Just a few months ago, Spain was like much of the Western world: quietly struggling with the economic crisis and the social cuts government took to deal with it. But then something changed. The citizenry lost their confidence in labor unions and political parties and decided to take matters into their own hands.

The first steps toward the massive uprising of May 15 were taken in February, when a bunch of activists and bloggers created a Facebook group to coordinate the various elements of society.

“When we were just a few, the idea of a massive mobilization was proposed, which would bring together the many disparate groups and people,” said Klaudia Álvarez, one of the Facebook group’s original participants. “Everybody liked the idea and so we started working on that as the first collective action.” She is now a communications coordinator for the national grassroots campaign Democracia Real Ya (DRY).

There is no single organization behind the campaign, but rather, as Álvarez noted, “angry individuals who felt the need to do something about the current situation and who found each other on the Internet and decided to start working together.” They were bloggers and activists, like Violeta, administrator of the blog We Have the Right to Work; members of the National Association of Unemployed People; members of the Campaign for People Affected by Their Mortgage; or people from the hacktivist group Anonymous. They were from all around Spain and communicated through social networks without having much previous knowledge of nonviolent social movements.

“Almost all of us were beginners in these matters and the little training we had came from different manuals about peaceful resistance and the rights of demonstrators that we looked up on the Internet,” Álvarez explained. She cited a publication called Civil Defense Manual by Grupo 17 de Marzo—an activist lawyer collective—as particularly influential.
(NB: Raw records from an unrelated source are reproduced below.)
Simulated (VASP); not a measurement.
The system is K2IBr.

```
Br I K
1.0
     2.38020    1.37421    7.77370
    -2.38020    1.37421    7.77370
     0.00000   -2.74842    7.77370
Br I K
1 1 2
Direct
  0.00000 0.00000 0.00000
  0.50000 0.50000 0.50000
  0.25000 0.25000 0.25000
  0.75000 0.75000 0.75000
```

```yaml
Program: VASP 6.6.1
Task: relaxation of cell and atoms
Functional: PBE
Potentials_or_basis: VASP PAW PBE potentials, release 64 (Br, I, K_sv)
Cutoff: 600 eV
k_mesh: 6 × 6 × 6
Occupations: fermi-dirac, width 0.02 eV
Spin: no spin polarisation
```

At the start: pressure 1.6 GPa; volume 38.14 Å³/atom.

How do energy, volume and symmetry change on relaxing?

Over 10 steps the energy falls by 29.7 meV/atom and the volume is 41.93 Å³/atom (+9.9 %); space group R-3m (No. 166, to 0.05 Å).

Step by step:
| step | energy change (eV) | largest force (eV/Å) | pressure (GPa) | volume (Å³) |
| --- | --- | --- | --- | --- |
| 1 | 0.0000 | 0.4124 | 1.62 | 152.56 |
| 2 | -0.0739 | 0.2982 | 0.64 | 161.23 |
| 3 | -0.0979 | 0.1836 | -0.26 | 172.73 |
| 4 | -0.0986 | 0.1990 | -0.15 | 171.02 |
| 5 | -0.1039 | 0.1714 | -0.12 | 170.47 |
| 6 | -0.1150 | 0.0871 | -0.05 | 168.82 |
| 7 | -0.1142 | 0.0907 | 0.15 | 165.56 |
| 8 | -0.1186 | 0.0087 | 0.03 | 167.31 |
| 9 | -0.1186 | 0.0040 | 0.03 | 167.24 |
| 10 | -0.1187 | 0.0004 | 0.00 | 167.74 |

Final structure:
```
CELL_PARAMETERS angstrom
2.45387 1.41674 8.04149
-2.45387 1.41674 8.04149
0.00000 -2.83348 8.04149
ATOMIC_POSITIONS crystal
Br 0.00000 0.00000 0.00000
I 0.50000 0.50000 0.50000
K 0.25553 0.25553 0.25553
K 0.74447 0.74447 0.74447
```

A month after launching the Facebook group, the campaign pinpointed May 15 as the date of the first demonstration and adopted the slogan that became its name: “Real Democracy Now.” Next came the website democraciarealya.es, followed a few days later by the first news coverage of the campaign by Kaos en la Red, an alternative Spanish media site. From that day forward, the campaign became an online presence, inviting all interested people to participate, and, each day, new organizations and individuals lent their support. The only ones excluded were labor unions and political parties, which, until then, hadn’t paid any attention to what was brewing.